Two's Complement Quick Way

Question

The way to find Two's Complement of a binary number is:

1. Let x ̄ = the logical complement of x. The logical complement (also called the one’s complement) is formed by flipping all the bits in the number, changing all of the 1 bits to 0, and vice versa.
2. Let X = x ̄ + 1. If this addition overflows, then the overflow bit is discarded. By the definition of two’s complement, X ≡ −x.

I have seen a quick way, which is:

eg.

B = 00010110 D = 22

Flip everything after the first "1" counting from left side.

-B = 11101010 -D = -22

I couldn't understand proof of this way.

Answer 1

Two's complement on Wikipedia

A shortcut to manually convert a binary number into its two's complement is to start at the least significant bit (LSB), and copy all the zeros, working from LSB toward the most significant bit (MSB) until the first 1 is reached; then copy that 1, and flip all the remaining bits (Leave the MSB as a 1 if the initial number was in sign-and-magnitude representation). This shortcut allows a person to convert a number to its two's complement without first forming its ones' complement. For example: in two's complement representation, the negation of "0011 1100" is "1100 0100", where the underlined [bolded] digits were unchanged by the copying operation (while the rest of the digits were flipped).

So I guess what you said "Flip everything after the first "1" counting from left side." needs to be fixed as "Flip everything after the first "1" counting from RIGHT side."
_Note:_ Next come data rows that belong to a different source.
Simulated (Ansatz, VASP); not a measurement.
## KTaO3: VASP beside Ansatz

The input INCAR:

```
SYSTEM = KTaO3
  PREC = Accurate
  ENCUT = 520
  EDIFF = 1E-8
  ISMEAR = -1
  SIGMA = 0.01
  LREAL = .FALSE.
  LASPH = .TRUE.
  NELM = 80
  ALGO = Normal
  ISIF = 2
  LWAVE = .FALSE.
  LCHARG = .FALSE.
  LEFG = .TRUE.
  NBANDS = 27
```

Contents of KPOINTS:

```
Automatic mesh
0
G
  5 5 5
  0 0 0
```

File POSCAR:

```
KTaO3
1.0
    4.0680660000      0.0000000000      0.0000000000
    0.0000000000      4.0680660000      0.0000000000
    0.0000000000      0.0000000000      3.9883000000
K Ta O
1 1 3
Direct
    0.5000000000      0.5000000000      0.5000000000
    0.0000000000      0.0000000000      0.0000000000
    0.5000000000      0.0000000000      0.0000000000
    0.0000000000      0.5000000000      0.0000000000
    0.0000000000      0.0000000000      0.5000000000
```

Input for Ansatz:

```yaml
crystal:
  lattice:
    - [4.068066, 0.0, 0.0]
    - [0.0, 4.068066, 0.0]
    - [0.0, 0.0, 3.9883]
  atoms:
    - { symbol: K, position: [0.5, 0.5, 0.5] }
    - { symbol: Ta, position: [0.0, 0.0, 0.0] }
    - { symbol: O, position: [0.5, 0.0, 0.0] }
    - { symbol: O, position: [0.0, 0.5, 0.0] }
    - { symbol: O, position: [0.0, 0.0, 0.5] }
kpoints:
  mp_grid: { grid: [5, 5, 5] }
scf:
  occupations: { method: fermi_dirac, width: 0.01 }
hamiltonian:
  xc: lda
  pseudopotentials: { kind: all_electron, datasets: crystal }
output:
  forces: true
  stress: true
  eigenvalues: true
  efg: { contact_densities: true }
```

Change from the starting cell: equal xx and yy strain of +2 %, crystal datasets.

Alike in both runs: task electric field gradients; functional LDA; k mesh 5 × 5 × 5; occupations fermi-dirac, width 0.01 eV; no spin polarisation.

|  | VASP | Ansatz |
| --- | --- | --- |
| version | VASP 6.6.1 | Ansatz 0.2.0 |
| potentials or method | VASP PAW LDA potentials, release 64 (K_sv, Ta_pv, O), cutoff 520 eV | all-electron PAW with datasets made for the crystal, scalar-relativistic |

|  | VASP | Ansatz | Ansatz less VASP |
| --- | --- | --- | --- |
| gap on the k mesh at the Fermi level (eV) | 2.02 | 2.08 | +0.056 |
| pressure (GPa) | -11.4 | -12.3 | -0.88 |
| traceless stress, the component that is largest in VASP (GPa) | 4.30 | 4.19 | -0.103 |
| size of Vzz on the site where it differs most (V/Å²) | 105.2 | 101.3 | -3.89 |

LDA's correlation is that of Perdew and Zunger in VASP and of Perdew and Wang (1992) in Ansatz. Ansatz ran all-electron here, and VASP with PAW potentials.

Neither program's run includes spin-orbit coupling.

Here is the "slow way": 22 decimal = 00010110 binary -> flip: 11101001 -> plus 1: 11101001 + 1 = 11101010 = -22 decimal

Answer 2

If you take the definition, -x = ~x + 1, then if we represent x as a string a10^k (a string a followed by a 1 followed by k zeros), then:

-(a10^k) =
// by definition
~(a10^k) + 1 =
// complement distributes over concatenation
~a01^k + 1 =
// carry through the 1s and set the 0
~a10^k

The final result, ~a10^k, means "complement the left side, until (and not including) the rightmost 1".

This proof did not hold for x = 0 since it cannot be written in the form a10^k, the equivalence is still true: there is no part to complement since there is no rightmost 1, so the result is zero again which is correct.